360. Memorandum From the Executive Secretary of the Department of State (Eliot) to the President’s Assistant for National Security Affairs (Kissinger)1
- French Desire to Sell Transistor Technology to Poland
In your conversation with Foreign Minister Schumann he referred to problems France has had with COCOM over the sale of strategic materials and technology to Eastern Europe.2 He noted that the French Government is currently considering a proposed transaction with Poland whereby licenses would be sold to Poland for technology to manufacture silicon transistors (the transaction would also include integrated [Page 908]circuit technology). France did not wish to proceed without COCOM approval for the sale and US support, which he hoped would be forthcoming through bilateral discussions with us at the expert level.
The French first mentioned the possibility of this sale in conversations with us in February.3 At that time and in subsequent conversations Ambassador Shriver and Embassy officers have had with Foreign Ministry officials, the French were urged to submit the case to the Coordinating Committee with full technical information about the equipment and technology involved. Such detailed information would permit the US Government and the Governments of other participating countries to give thorough consideration to the French request.

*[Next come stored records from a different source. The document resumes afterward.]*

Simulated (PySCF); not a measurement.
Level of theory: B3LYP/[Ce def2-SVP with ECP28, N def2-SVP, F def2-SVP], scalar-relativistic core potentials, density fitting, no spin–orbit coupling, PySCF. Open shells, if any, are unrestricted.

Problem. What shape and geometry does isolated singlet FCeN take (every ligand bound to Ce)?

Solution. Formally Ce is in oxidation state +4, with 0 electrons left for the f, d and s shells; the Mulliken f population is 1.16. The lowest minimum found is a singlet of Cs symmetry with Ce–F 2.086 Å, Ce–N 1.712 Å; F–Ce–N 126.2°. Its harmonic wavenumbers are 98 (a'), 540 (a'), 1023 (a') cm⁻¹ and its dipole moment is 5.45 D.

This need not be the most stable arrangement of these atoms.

The French were told, however, that the US Government has always denied applications from US firms to export transistor and integrated circuit technology to Poland and other Eastern European countries. US intelligence estimates indicate that the West is well ahead of the Soviets and the other Eastern Europeans in both technology and manufacturing knowhow with respect to silicon transistors and integrated circuits. Since these items are used in the manufacture of advanced communications equipment and computers, they are in the US view among the more critical areas of the COCOM embargo.
There have been several instances in which France has been anxious to export to Eastern Europe equipment or technology which had originally been included in the COCOM embargo list with French approval. In these cases the French had approached us seeking our support for the proposed transactions, which would then be followed by proforma approval in COCOM. Last December the French opened discussions with the US on a proposed sale of computer technology to Romania by means of a personal call by the Minister of Science on the Ambassador. The US responded by sending a high level team to discuss the matter but found the French-Romanian contracts to be advanced and apparently beyond recall. Subsequently the French proceeded with this contract without prior COCOM consultation. In 1967 the French exported computer technology to Czechoslovakia over US objections.
In the present case, French failure to deal with COCOM places the US in the difficult position of being made privy to French contracts not reported to COCOM as required by the COCOM rules. The British were especially irritated over French actions in the Romanian computer case. While the U.S. and possibly one or two other participating countries would have great difficulty in approving this transaction, no firm position can be taken until full technical information about the technology involved and the delivery schedules has been supplied and studied by us. Although the French indicated on July 5 that they would prepare a technical memorandum, which we would be willing to study even in advance of its submission to COCOM, they have not yet provided anything further to us.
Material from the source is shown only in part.